Monday, September 14, 2015

Steve’s Selections #9 – The Train (1964)

We have come to the ninth of twelve movie selections Steve Honeywell at 1001plus has made for me.  This one is The Train, a World War II-set action film about an attempted art heist.  I’ll be honest: despite the fact that this movie stars Burt Lancaster and Paul Scofield I had never heard of it before Steve picked it for me to watch and review.  After I got done watching I was surprised by this because it is a damn entertaining film.  Everything that was missing from The Monuments Men (2014) is gotten right in The Train.

The film opens in the days just before the Allies are going to liberate Paris from the Germans.  A Nazi Colonel Von Waldheim (Scofield) is an art aficionado who has personally brought together an unbelievable collection of works from every French artist you can name.  He plans to take them with him back to Germany, but they are so numerous that he needs a train in which to transport them.  He has to convince the German High Command in Paris that “some pretty paintings” are worth taking when the train that will transport them could instead save soldiers and war materials.

The person in charge of the main train yard in Paris is Labiche (Lancaster).  He is also in the French resistance.  A woman warns him and others that Von Waldheim is going to make off with priceless French art treasures, but Labiche doesn’t see the point.  He and the few others remaining in the Resistance are reluctant to stick their necks out when in just a few more days the Nazis will be gone and Paris will be liberated.  If anything, they want to destroy any and all trains the Germans are on in order to wreak as much damage as possible on them.  In fact, they know an Allied air raid is coming and intentionally stall the Germans at the train yard until the attack occurs.
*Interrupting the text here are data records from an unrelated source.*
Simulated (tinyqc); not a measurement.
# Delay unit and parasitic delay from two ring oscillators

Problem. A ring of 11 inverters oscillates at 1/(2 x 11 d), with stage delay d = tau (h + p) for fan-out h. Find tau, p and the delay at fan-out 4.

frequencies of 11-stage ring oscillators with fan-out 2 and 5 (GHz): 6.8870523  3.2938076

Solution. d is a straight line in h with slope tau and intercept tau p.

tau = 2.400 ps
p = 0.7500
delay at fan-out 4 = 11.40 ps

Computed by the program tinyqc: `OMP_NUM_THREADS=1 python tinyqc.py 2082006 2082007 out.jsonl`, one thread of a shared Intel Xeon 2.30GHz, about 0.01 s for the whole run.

They get orders from the French government in exile to save the art treasures at all cost, though.  Von Waldheim sends the art train on its way before the attack starts and there’s a tense scene as the train tries to make its way through and beyond the attack zone without getting destroyed.  Shortly after that, though, the engineer sabotages the engine so it has to be brought back for repairs.  The Nazis shoot him without a second thought, and although they suspect Labiche had something to do with it they need him to repair the engine. 

There’s a great, unbroken shot where we see Lancaster really handling molten metal, pouring it into a mold, breaking off the extraneous bits from the part he is making, and then fitting the part into where it needs to go.  There’s no faking; it was actually Lancaster doing that.  More on this in a bit.

Once Labiche gets the engine fixed Von Waldheim orders him to man the engine, figuring he’d rather have Labiche where he can see him and that that will eliminate any destruction Labiche might have planned.  Labiche now has a hell of a problem – how does he keep these priceless treasures from reaching Germany, but without risking their destruction by doing something to the moving train?  The answer is quite ingenious, if not really realistic.

I mentioned the shot with Lancaster really handling molten metal.  In fact, he actually did all of his own stunts in the movie, despite turning 50 while filming was going on.  This includes several shots of getting on and off a moving train, handling connections and disconnections of engines to moving train cars, and a section that requires him to scale and descend a hill with about a 45 degree pitch to it.  He did the hill scene with an injured leg, too.  He had hurt his knee on an off day from filming so director John Frankenheimer wrote an injury into the movie to explain why Lancaster was limping.

Speaking of Frankenheimer, he was not the original director.  That was going to be Arthur Penn (1962’s The Miracle Worker) who envisioned a more cerebral film about the importance of art to people.  Lancaster didn’t like this vision, so he had Penn fired after only one day of shooting.  He had Frankenheimer, who he had worked with on The Birdman of Alcatraz, brought in.  Frankenheimer agreed on a more action-oriented movie.  I don’t know if this firing had anything to do with it, but just three years later Penn would go on to do the very violent for the time film Bonnie and Clyde.

The Train gets almost everything right.  There’s good tension, there’s some good action, and one thing that is great is it’s real.  They really crash multiple trains.  They really have the actors doing the train functions.  The scene where a crane is lifting a damaged locomotive engine is real.  It all adds a great sense of scale to everything.  There is also a sense of danger since multiple characters we meet and come to like end up paying the ultimate price for their actions.

If I had any quibble with the movie it’s a subplot where Lancaster takes some time out from trying to save the art to make a possibly romantic connection with a beautiful French widow (Jeanne Moreau) who runs a hotel.  It’s not that either did a bad job in their scenes; this side story just feels a little extraneous to everything else in the movie.  At least these scenes were kept to a minimum.

Overall that is not really that big a deal.  The Train is a very good action film with some great sequences and lots of tension.  Unless that doesn’t sound like something you’d like then I highly recommend this movie to you.

Chip’s Rating: 4 out of 5 stars


  1. I was really impressed with this, and I agree about the comment on The Monuments Men. For as uneven as that film was, The Train was focused (mostly) and on target.

    I think the romantic subplot happened because, well, at the time every movie needed a romantic subplot. Remade today, that would likely be left out to the film's ultimate benefit.

    1. Or not. Studios seem to still think that women won't go see a movie unless there's some romance in it. Look at The Two Towers, for instance.